Fox News "On the Record with Greta Van Susteren" - Transcript

Interview

Date: March 21, 2012

GRETA VAN SUSTEREN, FOX NEWS HOST: President Obama on a four-state tour touting his green energy policy, but is the president actually sabotaging his own energy goals?

Former Speaker of the House Newt Gingrich joins us from Louisiana. Good evening, Mr. Speaker. And you've been very harsh on the president. He's out there traveling around four states, telling everyone that he's doing a great job with this green energy.

NEWT GINGRICH, GOP PRESIDENTIAL CANDIDATE: Well, I'm still excited by having Joe Theismann join us. As you know, I also own one share of Green Bay stock, as does my son-in-law and my daughter. So this is...

VAN SUSTEREN: Well, let me just...

GINGRICH: ... very exciting to have Joe...

VAN SUSTEREN: ... you right there...

GINGRICH: ... become part of the team.

VAN SUSTEREN: Let me just tell you that my next guest also has a share. But we'll get to that in a second. Wait until you hear who also has a share of this.

(LAUGHTER)

GINGRICH: OK.

VAN SUSTEREN: But go ahead. We all have shares tonight! We're all owners! We have our meeting tonight.

GINGRICH: Listen, let me say first of all, the news from France that you started the show with should be a reminder in dealing with radical Islamists that we need an American energy policy so we become independent of the Middle East, so we can truly confront the Saudis and others who have been the largest funders of al Qaeda and this kind of terrorism.

And I think it's just a reminder that for national security reasons, we need an American energy policy. And it's a grim reminder of how dangerous these radical Islamists are.

Now, the president's first day, by the way, I think is truly weird. You know, he went to Nevada, to a site in which five people -- five! -- have full-time employment for an average cost of $10,800,000 a job. It's a solar power site. It's an absurdity economically. It has nothing to do with the price of gasoline, which is the number one concern of the American people.

And it illustrates why electricity is going up in most American states at a dramatic rate, because Obama's policies both raise the cost of electricity and raise the cost of gasoline and diesel fuel.

He doesn't have a green energy policy, he has a greenback energy policy. He keeps shoveling out greenbacks to failing ideas and propping them up with our tax money and with our children's money.

VAN SUSTEREN: You know, Mr. Speaker, I'm a big fan of renewable energies. I really want us to find a very successful path with renewable energies where it really works, it's really cheap for American people and that we become less dependent on foreign oil, maybe even completely independent of it.

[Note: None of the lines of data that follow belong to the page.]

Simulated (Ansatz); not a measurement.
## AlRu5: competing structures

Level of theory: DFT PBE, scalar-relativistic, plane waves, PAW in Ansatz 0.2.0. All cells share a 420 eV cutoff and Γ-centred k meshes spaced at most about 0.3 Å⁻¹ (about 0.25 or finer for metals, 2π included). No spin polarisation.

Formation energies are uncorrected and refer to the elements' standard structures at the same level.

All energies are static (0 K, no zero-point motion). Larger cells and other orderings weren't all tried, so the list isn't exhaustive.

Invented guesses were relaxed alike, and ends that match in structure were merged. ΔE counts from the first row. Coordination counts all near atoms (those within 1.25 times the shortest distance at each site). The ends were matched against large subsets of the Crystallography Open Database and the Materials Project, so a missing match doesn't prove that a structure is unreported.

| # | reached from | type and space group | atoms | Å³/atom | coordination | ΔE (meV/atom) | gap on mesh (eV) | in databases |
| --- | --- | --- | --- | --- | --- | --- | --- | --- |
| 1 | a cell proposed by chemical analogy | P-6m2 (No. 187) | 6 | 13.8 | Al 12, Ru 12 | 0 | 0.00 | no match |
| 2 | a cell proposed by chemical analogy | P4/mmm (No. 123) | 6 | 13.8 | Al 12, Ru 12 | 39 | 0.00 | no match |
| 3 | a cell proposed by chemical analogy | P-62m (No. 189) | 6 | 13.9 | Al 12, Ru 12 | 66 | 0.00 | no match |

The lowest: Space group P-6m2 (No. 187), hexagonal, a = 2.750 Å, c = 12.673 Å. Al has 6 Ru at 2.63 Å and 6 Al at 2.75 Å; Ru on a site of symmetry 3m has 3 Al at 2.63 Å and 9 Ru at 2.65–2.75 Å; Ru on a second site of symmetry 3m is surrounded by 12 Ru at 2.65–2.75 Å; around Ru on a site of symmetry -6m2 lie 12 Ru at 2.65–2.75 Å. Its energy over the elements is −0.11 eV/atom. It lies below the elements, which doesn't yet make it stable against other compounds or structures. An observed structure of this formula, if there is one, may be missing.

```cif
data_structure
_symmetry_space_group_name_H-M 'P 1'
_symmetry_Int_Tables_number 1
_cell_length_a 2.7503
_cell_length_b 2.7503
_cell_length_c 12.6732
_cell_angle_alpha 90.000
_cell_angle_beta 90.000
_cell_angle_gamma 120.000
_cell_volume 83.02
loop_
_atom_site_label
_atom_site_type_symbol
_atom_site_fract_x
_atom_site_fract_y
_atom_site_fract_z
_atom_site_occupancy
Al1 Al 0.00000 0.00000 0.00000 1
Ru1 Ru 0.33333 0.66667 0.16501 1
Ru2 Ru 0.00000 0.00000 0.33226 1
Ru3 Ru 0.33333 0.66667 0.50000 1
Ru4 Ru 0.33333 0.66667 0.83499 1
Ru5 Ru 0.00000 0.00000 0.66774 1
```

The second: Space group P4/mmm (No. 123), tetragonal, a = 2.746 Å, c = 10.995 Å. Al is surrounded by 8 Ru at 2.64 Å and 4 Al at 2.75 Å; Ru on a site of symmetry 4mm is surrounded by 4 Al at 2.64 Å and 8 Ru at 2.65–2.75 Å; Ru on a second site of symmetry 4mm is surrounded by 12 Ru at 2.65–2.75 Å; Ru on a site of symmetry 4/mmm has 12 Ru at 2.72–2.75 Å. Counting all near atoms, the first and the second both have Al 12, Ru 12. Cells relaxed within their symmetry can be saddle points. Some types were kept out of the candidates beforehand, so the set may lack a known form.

But what I don't understand -- I mean, this whole effort by him on Solyndra and this -- and this today, where he went where there are only five jobs after they got $50 million, to me, that torpedoes the environmental movement. I mean, that sets them back because it gives all the Republicans all -- you know, a lot of ammunition against something -- you know, against the environmental movement. And that's where I think is the message that a lot of people are missing.

GINGRICH: Well, look, let me draw a distinction. I taught environmental studies. I am for green energy. But I want to draw a distinction between green energy and greenback energy.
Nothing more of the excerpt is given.